By Alyssa Schnugg
News editor
alyssa.schnugg@hottytoddy.com
After a better part of a year of back and forth negotiations, the Oxford and Lafayette County school districts have reached an agreement on the management of the School of Applied Technology — at least for the 2020-2021 school year.
The Oxford School District Board of Trustees signed the latest version of the agreement sent to them by the Lafayette County School District during their regular meeting Monday evening. While the agreement states it is a three-year agreement, Superintendent Brian Harvey pointed out the current board cannot bind future boards to contracts.
The Lafayette County School Board signed the agreement last week and sent it on to the OSD for its consideration. No changes or additions were made by the Oxford trustees who approved the contract unanimously as presented by Lafayette.
The contract approved Monday has The Tech space shared “equally” by the two districts. Both districts already equally own the property and the building that the school occupies.
“Each school district may use any portions of the facility to provide whatever instructional programming it deems appropriate to its educational mission as long as it is a career and technical education program,” the agreement states.

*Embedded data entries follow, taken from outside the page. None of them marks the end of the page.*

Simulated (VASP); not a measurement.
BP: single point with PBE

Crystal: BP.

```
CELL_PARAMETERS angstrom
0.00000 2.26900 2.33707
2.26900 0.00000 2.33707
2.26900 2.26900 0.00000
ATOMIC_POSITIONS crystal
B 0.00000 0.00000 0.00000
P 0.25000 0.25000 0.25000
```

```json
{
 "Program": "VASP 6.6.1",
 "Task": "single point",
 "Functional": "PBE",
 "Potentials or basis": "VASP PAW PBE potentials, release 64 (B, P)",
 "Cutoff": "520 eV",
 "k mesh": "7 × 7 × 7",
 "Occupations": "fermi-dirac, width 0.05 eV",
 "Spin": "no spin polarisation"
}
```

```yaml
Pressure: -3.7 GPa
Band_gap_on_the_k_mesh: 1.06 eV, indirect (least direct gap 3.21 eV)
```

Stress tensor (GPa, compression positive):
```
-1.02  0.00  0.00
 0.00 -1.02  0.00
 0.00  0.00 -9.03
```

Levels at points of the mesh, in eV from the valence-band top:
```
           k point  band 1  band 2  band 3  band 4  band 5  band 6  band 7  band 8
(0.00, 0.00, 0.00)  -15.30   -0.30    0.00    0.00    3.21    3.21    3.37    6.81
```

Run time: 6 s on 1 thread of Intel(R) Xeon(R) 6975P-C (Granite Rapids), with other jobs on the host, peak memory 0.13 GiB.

Students from both school districts will have equal access to all classes offered at The Tech. Lafayette will ensure its teachers stay late in accordance with Oxford’s bell schedule and Oxford will ensure its teachers arrive by 8 a.m. in accordance to Lafayette’s bell schedule.
Lafayette will hire an employee to perform janitorial services and an administrative assistant and Oxford will pay half of those salaries. An administrator from each district will have an office at the school.
In June 2019, the OSD notified the LCSD of its intent to withdraw from the consortium that allows the districts to receive reimbursements from the state for teacher salaries. The OSD wants its own Career Technology Education program so it can receive funding from the state for its program and teachers’ salaries.
The current consortium will end on June 30 and there will no longer be one combined governing board.
Harvey recommended signing the agreement to the board members Monday.
“It meets both districts’ short-term needs and long-term direction,” Harvey said. “It allows Lafayette to maintain all of the programming and control of its programming. It also allows our students to continue to attend with the same guaranteed number of slots we have now … It also allows our students the full block of instruction and that is better than our students (attending The Tech) have ever had.”
The board also made it clear that in the long term, it is the district’s goal to eventually move away from sending students to The Tech and offer Oxford students the same CTE courses on the OSD campus.
“It provides us with a timeline for a potential withdrawal from the facility and an investigation in how we can build some of these programs on our own campus,” Harvey said. “Of which the positive nature is that we will have more kids who will enroll in those programs if they do not have to get a bus and drive over there because they’ll be on our campus.”